Most Economists Agree: Trump Tax Plan Will Widen Budget DeficitBy and
Forecast contrasts with Mnuchin claim deficits will be cut
Economists see plan spurring capital investment in 2018
Amid all the controversy and questions surrounding President Donald Trump’s tax-reform blueprint, one thing seems pretty clear to most economists: It will increase the federal government’s budget deficits.
Twenty-one of 26 economists surveyed by Bloomberg News after Trump and Republican congressional leaders rolled out their tax plan this week predicted it will widen the budget gap over the next 10 years. That forecast flies in the face of Treasury Secretary Steven Mnuchin’s assertion that the program will slash deficits by spurring faster economic growth and thus more federal revenue.
“Tax code simplification is a laudable goal, but it is not clear whether very many tax loopholes will be closed,” said Thomas Fullerton, professor of economics and finance at the University of Texas at El Paso. “Unfortunately, the risk of a widening deficit is pronounced.”
The bigger budget shortfalls that the economists foresee would add to the more than $10 trillion-plus rise in federal debt over the next decade that the Congressional Budget Office was already forecasting before the plan was revealed.
The increased red ink also would come after past criticism of President Barack Obama by Republicans -- and by then-candidate Trump -- for allowing government debt to roughly double on his watch.

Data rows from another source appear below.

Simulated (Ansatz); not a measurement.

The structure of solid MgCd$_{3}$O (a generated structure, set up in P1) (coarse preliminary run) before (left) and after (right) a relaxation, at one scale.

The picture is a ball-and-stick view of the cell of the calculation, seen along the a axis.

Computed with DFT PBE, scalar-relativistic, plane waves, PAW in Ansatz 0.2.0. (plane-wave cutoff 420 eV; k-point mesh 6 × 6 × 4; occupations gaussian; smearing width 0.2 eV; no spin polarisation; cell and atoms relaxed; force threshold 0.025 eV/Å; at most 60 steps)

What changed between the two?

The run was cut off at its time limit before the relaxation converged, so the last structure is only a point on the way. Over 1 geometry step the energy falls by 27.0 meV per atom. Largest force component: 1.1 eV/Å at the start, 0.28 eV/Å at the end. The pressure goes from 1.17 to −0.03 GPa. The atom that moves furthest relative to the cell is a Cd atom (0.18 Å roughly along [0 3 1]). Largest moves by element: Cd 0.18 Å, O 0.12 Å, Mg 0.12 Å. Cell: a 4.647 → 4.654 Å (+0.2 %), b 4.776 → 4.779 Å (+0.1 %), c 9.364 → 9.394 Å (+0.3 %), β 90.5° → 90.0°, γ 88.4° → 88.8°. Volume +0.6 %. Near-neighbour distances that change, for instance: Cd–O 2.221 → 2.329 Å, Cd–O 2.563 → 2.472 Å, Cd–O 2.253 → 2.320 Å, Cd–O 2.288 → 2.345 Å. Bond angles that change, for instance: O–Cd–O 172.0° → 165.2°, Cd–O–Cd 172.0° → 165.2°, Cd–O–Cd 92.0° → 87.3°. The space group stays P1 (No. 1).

Only one of the economists surveyed said the unveiling of the Republican plan will lead him to increase his forecast for economic growth this year. A number, though, noted they had already incorporated some impact from prospective tax changes in their outlooks before the plan was announced.
Half of the respondents to the poll, conducted Wednesday and Thursday, said they intended to lift their forecasts for 2018 in response to the Republican plan, with some pointing to the likelihood of stepped-up capital investment by companies.
Trump’s tax cut proposal calls for wide-ranging changes in the tax code for both companies and individuals. It would lower the tax rate for corporations to 20 percent from 35 percent and would provide them with a temporary tax break on their purchases of equipment and other capital improvements.
The plan sets out three tax brackets for individuals -- 12 percent, 25 percent and 35 percent, down from the existing seven rates, which top out at 39.6 percent. Congressional tax-writing committees will be given flexibility to add a fourth rate for the highest earners. It also calls for a near-doubling in the standard deduction for households and for a significant increase in the child tax credit.
The tax program, though, lacks extensive details about ways to offset its rate cuts with additional revenue. It proposes that most itemized deductions for individuals should be eliminated, without providing much in the way of specifics save for ending the deduction for state and local tax payments.
In an appearance at a Washington forum on Thursday, Mnuchin argued that the Trump tax cut plan would generate so much extra economic growth in gross domestic product that it would not only pay for itself, it would also cut the deficit by $1 trillion over the coming decade.
“What we’ve scored it to is 2.9 percent GDP over 10 years, which is scaling up to 3 percent,” Mnuchin said. “We think that’s very, very doable; we think we can do higher than that, but if we get to the 3 percent, that’s $2 trillion in additional revenue.”
Rather than reducing the deficit, the tax framework Trump and congressional leaders released on Wednesday could add $2.2 trillion to the gap through 2027, according to the Committee for a Responsible Federal Budget, an advocacy group.
Such a big projected shortfall decreases the chances that the package will pass Congress, according to Joel Naroff, a poll respondent and head of his own consulting firm.
“With the plan essentially $2 trillion shy of being revenue-neutral, the likelihood of it happening is slim, especially since there are a lot of states that get clobbered by the changes,” he said.
In apparent recognition that the plan may boost the deficit over the next 10 years, key GOP senators last week struck a deal to advance a 2018 budget resolution -- a step toward passing a tax bill -- that would allow for reducing federal revenue before accounting for any growth in the economy. While they didn’t specify a number, Senator Ron Johnson, a Wisconsin Republican, said the Senate Budget Committee is considering $1.5 trillion.
Most poll respondents agree that Trump’s proposal to allow companies to immediately write off their capital spending for the next five years will boost the economy, with 16 of 24 saying it would lead to a rise in their 2018 forecasts for business investment.
“If we actually get something along the lines of what was announced this week, you could see a much bigger pickup in business investment,” said Stephen Stanley, a poll respondent and chief economist at Amherst Pierpont Securities.